Part Two - Associations Between Users

Introduction

In part two, I examine common users between musical subreddits. Much like part one, I used Python! I wrote a script to fetch the comments from the top 50 posts of all time from each subreddit (list can be found here). I found common users between the subreddits and determined graph edge weights by counting common users. It may seem like 50 is a low sample size, but some of the posts have over a thousand comments and, in my experience, the process for grabbing comments cost more time than the process for grabbing post titles using this API.

Methodology

My methodology here is very similar to the first part. I fetched the top 50 submissions from each subreddit, grabbed every comment from them, and saved the 'author' attribute. I then filtered out errors (posts that had been deleted, for example) and condensed my data in to a dictionary where the users are the keys, and their respective subreddits are their values. I imported this data in to Gephi to visualize it, and I've posted my representation below.


The Data

ForceAtlas 2 Layout

The ForceAtlas 2 layout is a way of representing data available on Gephi. I chose this representation technique because it kept the relative distance of the nodes at a manageable length, while still effectively visualizing relation strengths between subreddits spatially.
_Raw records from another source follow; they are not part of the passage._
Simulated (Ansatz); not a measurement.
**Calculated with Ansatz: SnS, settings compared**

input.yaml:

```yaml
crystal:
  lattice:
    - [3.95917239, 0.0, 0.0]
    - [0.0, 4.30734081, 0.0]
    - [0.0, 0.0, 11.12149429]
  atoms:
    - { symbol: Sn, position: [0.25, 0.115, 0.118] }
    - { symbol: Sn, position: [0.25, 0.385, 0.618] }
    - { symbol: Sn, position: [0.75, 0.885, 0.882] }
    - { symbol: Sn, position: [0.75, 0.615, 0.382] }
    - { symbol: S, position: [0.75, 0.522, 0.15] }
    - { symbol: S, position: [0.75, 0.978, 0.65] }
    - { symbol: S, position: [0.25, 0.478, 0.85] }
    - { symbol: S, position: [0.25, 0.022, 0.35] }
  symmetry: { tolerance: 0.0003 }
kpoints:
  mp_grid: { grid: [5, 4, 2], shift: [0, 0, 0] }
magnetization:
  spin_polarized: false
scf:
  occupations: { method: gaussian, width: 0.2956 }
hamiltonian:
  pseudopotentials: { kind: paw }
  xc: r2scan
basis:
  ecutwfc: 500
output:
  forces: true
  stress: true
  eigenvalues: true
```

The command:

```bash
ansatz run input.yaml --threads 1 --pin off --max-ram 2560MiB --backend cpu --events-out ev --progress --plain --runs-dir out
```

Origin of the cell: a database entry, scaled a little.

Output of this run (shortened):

On the right side of the graph, we see our hardcore genres and their derivatives. /r/metalcore, /r/posthardcore, /r/melodichardcore, and /r/deathcore are all very strongly related. /r/poppunkers also tends to share a lot of users with the 'core' genres, even though it is pretty different it terms of sound and style.

As we move up the graph counter clockwise, we transition more in to metal and it's derivatives. Right between the two we see /r/progmetal and /r/djent, which take styles from both sides of the heavy music coin and add their own twist. If you haven't heard of djent, not a problem - you can read about it here. Closer to the middle, we can see /r/metal serves as a central hub for a lot of genres - hardcore, punk, metal, dubstep, and hiphop.

Closer to the bottom, we see the cluster of electronic music subreddits. I couldn't tell you what the differences are between them myself, because I spend most of my time over on the right side of the graph in the hardcore music variants. /r/electronicmusic seems to be the center of the 'electronic music' hub, but there are 7 very closely related subreddits in that area.

/r/hiphopheads, /r/rap, and /r/90shiphop are all spread out through the middle. This implies that not only do they tend not share a large amount of users with each other, they tend to share users with a large set of other genres unlike themselves (due to their central position). Even though they tend to be lumped together, they are different enough to have more unique subsets of users.

A major issue with my method of analysis is that I'm not accounting for subreddit size and normalizing the weights of the graph connections to account for this. I plan to do this in the near future, and report the differences.